Former US President Donald Trump’s recent interview with Israeli journalist Barak Ravid has seemingly hit the wrong chord with numerous people. Apart from revealing his true notions regarding Benjamin Netanyahu, Trump also contentiously invoked a lot of antisemitic tropes.
Slammed by numerous Jewish groups in America, Trump was bludgeoned by major organizations for his stance on American Jews, who he wrongfully claimed ‘don’t like’ Israel. In his interview with Ravid, Trump said, “I must be honest, it’s a very dangerous thing that’s happening. People in this country that are Jewish no longer love Israel. I’ll tell you, the evangelical Christians love Israel more than the Jews in this country. It used to be that Israel had absolute power over Congress. And today I think it’s the exact opposite.”
Trump also criticized Jewish voters, for not lending him their support in the 2020 presidential election. “And yet in the election, they [Democratic Party candidates] still get a lot of votes from the Jewish people. Which tells you that the Jewish people, and I’ve said this for a long time, the Jewish people in the United States either don’t like Israel or don’t care about Israel,” he said.
To all of these comments and more, Jewish groups in the United States responded strongly, accusing Trump of anti-Semitism. The American Jewish Congress condemned the former president for trafficking in ‘radioactive anti-Semitic tropes in a Tweet that read, “Why is Mr. Trump once again fueling dangerous stereotypes about Jews? His past support for Israel doesn’t give him license to traffic in radioactive antisemitic tropes — or peddle unfounded conclusions about the unbreakable ties that bind American Jews to Israel. Enough!”
Jonathan Greenblatt, CEO of the Anti-Defamation League, also condemned Trump’s remarks, tweeting, “Once again, former President Trump has linked his lack of strong support among most US Jews to their feelings about Israel and used classic antisemitic stereotypes about Israeli and Jewish control of Congress and the press to bolster his argument.

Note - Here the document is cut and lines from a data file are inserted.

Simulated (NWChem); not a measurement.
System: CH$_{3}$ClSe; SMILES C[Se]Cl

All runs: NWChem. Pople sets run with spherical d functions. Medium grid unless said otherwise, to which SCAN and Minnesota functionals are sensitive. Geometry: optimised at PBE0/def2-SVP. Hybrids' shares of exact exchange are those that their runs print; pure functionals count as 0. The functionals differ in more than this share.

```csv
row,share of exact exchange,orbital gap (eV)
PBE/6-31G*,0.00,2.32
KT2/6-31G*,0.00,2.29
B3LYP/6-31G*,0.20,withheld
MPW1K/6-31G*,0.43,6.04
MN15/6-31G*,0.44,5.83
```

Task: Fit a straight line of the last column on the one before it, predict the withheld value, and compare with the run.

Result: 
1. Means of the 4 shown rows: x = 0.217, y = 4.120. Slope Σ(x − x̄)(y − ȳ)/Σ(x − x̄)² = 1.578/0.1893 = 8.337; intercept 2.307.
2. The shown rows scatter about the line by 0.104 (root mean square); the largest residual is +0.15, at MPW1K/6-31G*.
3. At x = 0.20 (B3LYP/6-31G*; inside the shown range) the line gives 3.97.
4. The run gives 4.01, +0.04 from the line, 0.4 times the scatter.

“It’s sad that once again we have to restate this point, but the vast majority of American Jews support and have some type of connection to Israel, regardless of which political candidate they vote for. Let me be clear: insinuating that Israel or the Jews control Congress or the media is antisemitic, plain, and simple. Unfortunately, this is not the first time he has made these offensive remarks,” said Greenblatt.